Photo by Hugo Cadavez from Portugal - S. João Porto 2008-06-23 007, CC BY 2.0, https://commons.wikimedia.org/w/index.php?curid=5141553
Festa de São João do Porto (Festival of St John of Porto in English) is a festival that happens every year during Midsummer, on the night of 23 June (St John's Eve), in the city of Porto, in the north of Portugal, thousands of people come to the city centre and more traditional neighborhoods to pay a tribute to Saint John the Baptist, in a party that mixes sacred and profane traditions.
The festivities have been held in the city for more than six centuries, yet it was during the 19th century that Saint John's day became impregnated in the city's culture and assumed the status of the city's most important festival. An interesting tradition among the people of Porto during the 'Festa de São João', with roots in pagan courtship rituals, is to hit each other either with garlic flowers or soft plastic hammers.
In June 2004, a journalist from The Guardian commented that "Porto's Festa de São João is one of Europe's liveliest street festivals, yet it is relatively unknown outside the country".
In fact, the party starts early in the afternoon of 23 June and usually lasts until the morning of 24 June. The traditional attractions of the night include street concerts, popular dancing parties, jumping over flames, eating barbecued sardines, Caldo verde and meat, drinking wine and releasing illuminated flame-propelled balloons over Porto's summer sky.
At midnight, the partygoers make a short break to look at the sky at Saint John's firework spectacle. The show is increasingly sophisticated with the fireworks being associated with themes and multimedia shows. The party has sacred roots but is also mixed with pagan traditions, with the fireworks embodying the spirit of tribute to the Sun.

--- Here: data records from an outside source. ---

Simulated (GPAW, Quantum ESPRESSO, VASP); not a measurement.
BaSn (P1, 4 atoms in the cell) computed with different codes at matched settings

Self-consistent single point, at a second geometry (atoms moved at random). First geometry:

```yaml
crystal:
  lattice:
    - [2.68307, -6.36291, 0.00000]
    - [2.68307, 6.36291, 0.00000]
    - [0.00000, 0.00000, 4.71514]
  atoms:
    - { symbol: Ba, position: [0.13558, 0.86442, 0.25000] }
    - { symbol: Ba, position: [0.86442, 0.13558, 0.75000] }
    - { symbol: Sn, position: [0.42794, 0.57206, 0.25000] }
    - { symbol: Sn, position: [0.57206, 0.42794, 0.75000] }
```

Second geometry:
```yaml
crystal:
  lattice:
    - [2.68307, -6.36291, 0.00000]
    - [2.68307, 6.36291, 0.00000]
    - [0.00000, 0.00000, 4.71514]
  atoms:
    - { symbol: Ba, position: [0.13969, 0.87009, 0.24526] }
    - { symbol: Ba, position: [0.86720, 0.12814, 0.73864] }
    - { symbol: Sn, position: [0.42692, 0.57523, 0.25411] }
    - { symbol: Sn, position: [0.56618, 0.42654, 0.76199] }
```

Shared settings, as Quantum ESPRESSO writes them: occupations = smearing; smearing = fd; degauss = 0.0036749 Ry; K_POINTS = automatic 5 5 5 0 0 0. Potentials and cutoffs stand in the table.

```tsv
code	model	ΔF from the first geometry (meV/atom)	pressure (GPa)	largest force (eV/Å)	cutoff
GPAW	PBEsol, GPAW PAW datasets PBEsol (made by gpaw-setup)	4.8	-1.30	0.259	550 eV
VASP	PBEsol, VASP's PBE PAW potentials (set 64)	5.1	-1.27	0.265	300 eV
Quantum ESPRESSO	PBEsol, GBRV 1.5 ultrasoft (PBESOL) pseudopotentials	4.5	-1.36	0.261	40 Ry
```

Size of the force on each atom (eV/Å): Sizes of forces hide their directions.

The firework are the climax of the event and mark the end of the official festivities. Yet, it is quite common for citizens of Porto to keep celebrating until 3 or 4 in the morning. Some take it further, staying up until the first hours in the morning. They walk from Porto's riverside core - Ribeira (for instance the parish of São Nicolau (Porto)- up to the seaside in Foz (parishes of Foz do Douro and Nevogilde (Porto)) or in the nearby suburb of Matosinhos where they wait for the sunrise near the sea, and sometimes, take a bath in the ocean.